In conclusion, for each frame in the depth mapping process, we compute the optimized coordinates of mesh vertices associated with the stereo frame by minimizing the following energy term:

$$\begin{aligned} E_{frame}&= E_z + w_{2} E_{rel-z} + w_{3} E_{length} + w_{4} E_{align} \nonumber \\&+ w_{5} E_{line} + w_{6} E_{plane}. \end{aligned}$$
(20)

In our experiments, we set the parameter values as follows: \(w_{2}=2.0,w_{3}=1.0,w_{4}=1.0,w_{5}=1000\) and \(w_{6}=100\).

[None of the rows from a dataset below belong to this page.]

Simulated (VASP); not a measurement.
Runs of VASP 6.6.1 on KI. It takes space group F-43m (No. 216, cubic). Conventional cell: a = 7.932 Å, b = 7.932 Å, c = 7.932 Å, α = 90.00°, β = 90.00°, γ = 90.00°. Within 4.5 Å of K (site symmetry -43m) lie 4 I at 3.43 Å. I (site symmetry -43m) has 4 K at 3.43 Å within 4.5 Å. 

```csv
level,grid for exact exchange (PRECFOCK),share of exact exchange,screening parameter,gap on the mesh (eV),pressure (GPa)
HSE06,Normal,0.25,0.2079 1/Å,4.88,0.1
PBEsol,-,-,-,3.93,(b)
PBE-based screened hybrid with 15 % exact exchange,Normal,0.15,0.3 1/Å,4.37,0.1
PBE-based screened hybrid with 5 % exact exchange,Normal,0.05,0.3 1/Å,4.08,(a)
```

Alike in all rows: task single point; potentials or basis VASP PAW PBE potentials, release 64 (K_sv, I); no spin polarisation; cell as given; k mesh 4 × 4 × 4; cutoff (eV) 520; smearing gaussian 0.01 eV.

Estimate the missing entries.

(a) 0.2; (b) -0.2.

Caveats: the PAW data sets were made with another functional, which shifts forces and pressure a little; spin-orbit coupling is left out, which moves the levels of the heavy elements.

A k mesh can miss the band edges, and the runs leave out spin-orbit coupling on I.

6 Depth Coherence and Motion Coherence

In this section, we consider two types of coherence, depth coherence and motion coherence. Our main concern here is to enforce smooth changes among neighboring features, in terms of depth and position, in order to preserve the smoothless of the depth field and the image content across frames. Our depth coherence constraint is to ensure that the depth difference between any two neighboring keypoints changes smoothly over time to ensure that the depth field of the video changes smoothly. Our motion coherence constraint is to ensure that the position difference between any two neighboring keypoints changes smoothly over time to ensure that the image content of the video changes smoothly.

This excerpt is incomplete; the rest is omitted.